Ukraine announces capture of Robotyne village on southern front
Ukraine announced Monday that its forces had recaptured the village of Robotyne on the southern frontline, where its troops have focused a counteroffensive against entrenched Russian positions.
Kyiv launched its pushback in June after stockpiling Western-supplied weapons, building up assault battalions and working to degrade Russian positions.
“Robotyne has been liberated. Our forces are advancing southeast of Robotyne and south of Mala Tokmachka,” Deputy Defense Minister Ganna Malyar said on television.
Both settlements are in the Zaporizhzhia region, which the Kremlin claimed to have annexed last year despite not having military control over it.

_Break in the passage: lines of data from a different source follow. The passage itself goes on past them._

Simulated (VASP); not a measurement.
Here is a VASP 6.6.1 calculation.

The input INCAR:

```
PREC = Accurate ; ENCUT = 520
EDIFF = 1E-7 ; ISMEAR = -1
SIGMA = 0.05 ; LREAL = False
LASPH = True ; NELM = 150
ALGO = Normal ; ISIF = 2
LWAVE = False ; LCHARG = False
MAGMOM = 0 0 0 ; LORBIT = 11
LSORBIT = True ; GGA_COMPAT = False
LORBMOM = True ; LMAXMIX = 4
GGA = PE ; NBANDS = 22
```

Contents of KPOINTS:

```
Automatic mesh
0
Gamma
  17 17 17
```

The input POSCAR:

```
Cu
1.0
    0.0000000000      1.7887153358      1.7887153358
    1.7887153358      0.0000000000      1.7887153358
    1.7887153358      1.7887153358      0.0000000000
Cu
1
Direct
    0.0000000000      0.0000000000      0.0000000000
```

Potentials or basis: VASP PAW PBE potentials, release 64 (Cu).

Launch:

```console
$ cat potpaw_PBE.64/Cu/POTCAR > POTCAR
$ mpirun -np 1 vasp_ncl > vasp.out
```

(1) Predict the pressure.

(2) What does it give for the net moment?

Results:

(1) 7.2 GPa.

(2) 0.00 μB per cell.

Ukraine’s advance on the southern front has been limited, spurring a political debate about whether the offensive is succeeding.
Ukrainian forces are crashing into Russian defensive lines of trenches and minefields that are kilometers deep, and its forces have clawed back just several villages in the south and pressured the flanks of Bakhmut, a war-scarred town in the east.
Malyar said Monday that Ukrainian troops were advancing south of Bakhmut and that they had recaptured one square kilometer (around one-third a square mile) there over the last week of fighting.
She also acknowledged a Russian push to take back territory in the northeast of Ukraine, describing fighting in the Kharkiv region as “very intense” over the past week.